Huge driving-range towers in Sai Kung called 'blot on landscape'
Golf and tennis academy's driving range a 'blot on the landscape' that breaches preservation plans, say residents and community activists
A luxurious golf and tennis academy being built in Sai Kung has been branded a "blot on the landscape" because of 14 huge towers erected to support nets on its driving range.
The towers rise as high as 50 metres and dominate the hillside of Pak Kong, an area reserved for recreation and agriculture. They have been called an eyesore by a community group and residents, who questioned why such a development was given approval.
Questions have also been raised over why permission was granted for the 100 flats being built as part of the club, which the developer, New World, says will be used only for "overnight accommodation".
The government said in its outline zoning plan for Pak Kong that it would "conserve the intrinsic natural character of the scenic hilly landscape".
This involved promoting "recreation and productive agriculture on the valley floors" and maintaining "the character and intensity of the residential developments in the area".
But comments on a community Facebook page describe the development as dreadful, horrible and an eyesore.
One resident questioned how the developer was able to obtain planning permission at all, saying: "It stands out like a sore thumb, and that's without the nets and potentially floodlights."
Another says the towers do not "conserve the intrinsic natural character" of the area and do not comply with the zoning plan.
Planning permission for the development was originally granted in 2000, but it has only begun to take shape in the past few months and is due to be completed next year. According to the plan, the golf and tennis academy will cover about seven hectares and feature a golf driving range, tennis courts, a clubhouse and ancillary accommodation.

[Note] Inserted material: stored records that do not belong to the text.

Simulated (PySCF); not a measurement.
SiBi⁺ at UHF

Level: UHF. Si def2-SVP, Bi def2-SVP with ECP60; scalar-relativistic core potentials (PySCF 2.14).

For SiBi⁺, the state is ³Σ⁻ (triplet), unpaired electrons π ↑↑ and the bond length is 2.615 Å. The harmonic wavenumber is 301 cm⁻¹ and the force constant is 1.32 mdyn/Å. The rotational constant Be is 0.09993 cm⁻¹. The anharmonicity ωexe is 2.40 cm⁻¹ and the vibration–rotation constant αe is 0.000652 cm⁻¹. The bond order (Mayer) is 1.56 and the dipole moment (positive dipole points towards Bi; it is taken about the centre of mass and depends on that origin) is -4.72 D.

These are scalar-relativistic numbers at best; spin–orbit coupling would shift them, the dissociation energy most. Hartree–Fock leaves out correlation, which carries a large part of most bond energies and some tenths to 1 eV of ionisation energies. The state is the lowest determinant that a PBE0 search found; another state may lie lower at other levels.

Amanda Cheung, of Edelman, a PR company acting for New World Development, said the project would respect the natural green environs of Sai Kung by using "dense vegetation and green building construction and by adopting solar heating".
A spokesman for the community group Friends of Sai Kung said the development showed how Hong Kong was failing to protect areas of natural beauty.
"Most countries and cities around the world, including even the poorest, are promoting green policies, while Hong Kong is going backwards," he said.
The Planning Department said the height of the towers and appearance of the development were not subject to restrictions.